Campbell Interview: Mur Lafferty

Welcome to the second of my interviews with this year’s finalists for the John W. Campbell Award for Best New Writer. You can read them all by clicking the Campbell Award tag. For now, meet Mur Lafferty: author, podcaster, and owner of a very cool hat.

1) In exactly 25 words, who is Mur Lafferty?

Photo by JR BlackwellA carbon-based life form, podcaster, editor, and writer (obviously). I like martial arts, gin, and dogs. Contrary to popular belief, I do own dresses.

2) Tell us about the kind of fiction you write, and where we can find some of it.

All of my fiction can be found linked at Murverse.com – I wrote superhero satire (Playing For Keeps, Swarm, 2008), afterlife adventures – aka Bangsian Fantasy – (The Afterlife Series), lunar gladiatorial adventures (Marco and the Red Granny, Hub, 2010), and zombie audio dramas (The Takeover). I also write for scripts for others (The Leviathan Chronicles, audio, and Nanovor, animation scripts), have a history of writing for role-playing games, and have a love of writing Christmas short stories. I have a book (title TBA) coming out in 2013 from Orbit concerning a woman working on a travel book for monsters.
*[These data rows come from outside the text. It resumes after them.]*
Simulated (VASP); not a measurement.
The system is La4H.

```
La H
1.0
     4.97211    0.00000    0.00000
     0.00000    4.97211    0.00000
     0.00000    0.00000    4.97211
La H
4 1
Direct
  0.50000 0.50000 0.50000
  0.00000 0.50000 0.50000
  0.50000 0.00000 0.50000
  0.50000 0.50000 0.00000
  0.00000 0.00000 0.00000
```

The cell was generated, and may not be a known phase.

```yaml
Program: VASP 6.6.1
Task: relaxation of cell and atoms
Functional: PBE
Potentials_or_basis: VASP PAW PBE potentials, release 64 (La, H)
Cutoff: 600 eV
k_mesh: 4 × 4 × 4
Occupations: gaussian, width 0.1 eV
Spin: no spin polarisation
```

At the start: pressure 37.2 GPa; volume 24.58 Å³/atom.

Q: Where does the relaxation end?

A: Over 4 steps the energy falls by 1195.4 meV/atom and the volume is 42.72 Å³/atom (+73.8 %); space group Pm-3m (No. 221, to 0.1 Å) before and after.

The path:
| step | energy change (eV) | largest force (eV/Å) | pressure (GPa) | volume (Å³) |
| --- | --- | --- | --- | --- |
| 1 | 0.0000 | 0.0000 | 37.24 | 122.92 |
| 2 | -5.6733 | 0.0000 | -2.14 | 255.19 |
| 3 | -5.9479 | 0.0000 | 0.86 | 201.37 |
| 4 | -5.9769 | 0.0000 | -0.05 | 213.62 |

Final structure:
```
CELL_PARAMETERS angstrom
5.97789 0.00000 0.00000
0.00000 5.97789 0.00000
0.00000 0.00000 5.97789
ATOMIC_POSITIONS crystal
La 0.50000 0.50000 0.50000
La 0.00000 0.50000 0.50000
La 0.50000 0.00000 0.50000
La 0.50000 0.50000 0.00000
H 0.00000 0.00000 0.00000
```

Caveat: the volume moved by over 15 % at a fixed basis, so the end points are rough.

ETA: Shortly after this interview went live, Mur announced that she would be giving her fiction away for free for the next two months. Details are here.

3) What has been the best moment of your writing career thus far? (And if you’re comfortable sharing, what was the worst?)

Gosh. One best moment? Campbell nomination? The phone call from Orbit? Those two tie, I think.

Worst moment was coming to terms that my afterlife series, which is by far my listeners’ favorite of my work, would not find a home with a publisher, and I’d have to be content with it living in audio and epub.

4) If you had to incorporate that wonderful red hat into a superhero costume, what would your superhero name and powers be?

OMEGA MUR – a mild-mannered woman who, upon imbibing caffeine, loses all fear and gains super strength and rage. A child of Daredevil and the Hulk, if those two wacky kids would ever get together.

5) As a writer, where would you like to be in ten years?

One thing I’ve discovered is a love of writing for many different media. I’d love to be writing books, but also scripts for web series, and still putting out original, episodic podcast fiction. Of course, being a best-seller, Hugo-winner, and “making enough money to live off of” are nice goals too.

6) You run or work with several different podcasting sites (Escape Pod, I Should Be Writing, Princess Scientist’s Book Club, and the Angry Robot Books Podcast), and have podcast at least one of your novels as well. What is it that draws you to podcasting?

I was drawn to podcasting in the beginning, 2004, when it was a new medium – that excited me. I wanted to play with all the new ways of storytelling. I didn’t need NPR to publish essays, I didn’t need the BBC or a US radio station to do an audio drama, and I didn’t need a publisher to make an audiobook. I was able to build an audience for my work well before I got a book deal. Podcasting has been instrumental for building my career, when I never expected it to.

7) For anyone who might want to get into podcasting, what resources would you recommend, and what’s the most important lesson you’ve learned about doing a successful podcast?

Microphone: Start small. A  $20 mic from the store will do just fine.

Software: Windows – Audacity is free. Mac – Garageband is free. (Aside – Audacity is also available for the Mac, but crashed a lot for me, so I got Amadeus Pro, which is quite affordable and much like a stable Audacity.)

Host: Libsyn.com – The first podcast host, designed to handle the greater demands of large audio and video files.

Other resources: Tricks of the Podcasting Masters, by Lafferty/Walch (Come on, I had to!), Podcasting for Dummies, by Morris/Terra

Advice: Interact with your listeners. Give them a place to contact/follow you and respond to them; when your voice is in peoples’ ears, it creates an intimacy not found in providing text.